Shadle High’s Yearbook Judged Best In The Nation
CORRECTION: Thursday, October 5, 1995 N2 Jeremy Wynne’s name was misspelled in a story about the Shadle Park High School yearbook in last week’s North Side Voice.
Jaki Lake has done a pretty good job of faking it.
Since being hired eight years ago as the Shadle Park High School yearbook adviser - admittedly clueless as how to put together an annual - the Sporran has been consistently honored by national groups as among the best.
Lake can now white-out the “among.”
The American Scholastic Press Association has chosen the 1995 Shadle Park annual the most outstanding in the country.
The book will also be one of 100 - out of a total of 8,500 published - used as an example of excellence by the yearbook’s publisher, Taylor Publishing.
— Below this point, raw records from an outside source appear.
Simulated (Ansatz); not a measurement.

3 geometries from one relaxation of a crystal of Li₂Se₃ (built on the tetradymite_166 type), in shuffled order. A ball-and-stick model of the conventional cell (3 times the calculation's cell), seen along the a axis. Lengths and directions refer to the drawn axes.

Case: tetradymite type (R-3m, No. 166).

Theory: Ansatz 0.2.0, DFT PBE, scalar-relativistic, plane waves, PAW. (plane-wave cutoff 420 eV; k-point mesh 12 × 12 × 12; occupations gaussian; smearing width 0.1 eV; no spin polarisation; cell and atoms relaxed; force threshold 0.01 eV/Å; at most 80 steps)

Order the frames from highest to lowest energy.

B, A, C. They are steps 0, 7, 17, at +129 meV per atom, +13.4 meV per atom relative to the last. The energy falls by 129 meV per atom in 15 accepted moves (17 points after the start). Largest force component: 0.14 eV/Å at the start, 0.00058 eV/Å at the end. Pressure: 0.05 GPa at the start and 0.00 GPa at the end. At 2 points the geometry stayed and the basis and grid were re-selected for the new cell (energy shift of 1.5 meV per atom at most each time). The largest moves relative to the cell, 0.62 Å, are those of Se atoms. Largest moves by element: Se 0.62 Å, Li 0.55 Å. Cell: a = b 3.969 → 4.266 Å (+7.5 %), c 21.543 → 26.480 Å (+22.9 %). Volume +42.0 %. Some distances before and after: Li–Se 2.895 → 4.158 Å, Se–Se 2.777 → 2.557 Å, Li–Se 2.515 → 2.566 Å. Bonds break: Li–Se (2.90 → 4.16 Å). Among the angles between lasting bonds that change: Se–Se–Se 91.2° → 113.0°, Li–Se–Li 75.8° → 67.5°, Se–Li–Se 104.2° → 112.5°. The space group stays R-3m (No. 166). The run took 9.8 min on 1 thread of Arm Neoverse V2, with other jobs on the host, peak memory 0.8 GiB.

“The first year wasn’t one of the highlights of my career,” said Lake. “I didn’t have a clue what I was doing.”
Lake said she and the 22-student staff that produced the annual were not looking for honors. The judges write detailed critiques, which help the next staff design the next book.
She says the staff, particularly coeditors and graduated seniors Kim Snell and Jeremy Wayne, deserve much of the credit.
Lake set a standard of clean layout, good writing and student leadership that has reaped the school a wall full of awards.
A six-student team of editors makes all editorial decisions and teaches other staff members the insand-outs of writing, copy editing, photography and design.
Students must apply for a staff position, and Lake solicits teacher recommendations.
Six staff members this year are in Lake’s demanding advanced-placement English class. The staff is consistently filled with some of the best writers in school.
Melissa Evans, a senior serving as copy editor this year, once turned in a short story that her teacher did not make a mark on, Lake said.
Editors are in part chosen by the outgoing seniors, who rope talented underclassmen into signing up for leadership positions. The hand-down-the-torch system has meant students pass down knowledge from one year to the next, and successful formulas are preserved.
Although the program has found success sticking with a successful formula, the students are not afraid to experiment.
Last year, the award-winning staff completely switched layout styles - a change that the 1995 Sporran readers may not have noticed but one that helped the book stand out.
The 1996 team, led by editors Steve Dixson and Betsy Myers, went to a yearbook conference in Bellingham this summer but found they already knew most of material being taught.
So they blew off sessions and huddled to design the 1996 yearbook.
“I want this to be a student product, not a teacher product,” said Lake.
This year’s annual will be the first completely laid out on computer. Lake, a confessed computer-phobe, has recruited students with a high technical aptitude.
Others are drawn to the yearbook “because it looks good on college applications.”
Dixson, who also plays soccer and works at Little Caesar’s Pizza, said part of his involvement is resume-building. But it is also because he asked himself, “What can you look back on during your high school years. … What did you do?”
The staff has much respect for Lake. Dixson said it is not coincidence that Shadle Park annuals have been honored under six different groups of editors.
“You definitely listen to her opinion,” said Dixson.
Her assistance helps lessen the burden of repeating the award for the 1995 book, but not much.
“You ask yourself, ‘So what do we do this year?’ It’s kind of a high standard to line up to,” said Dixson.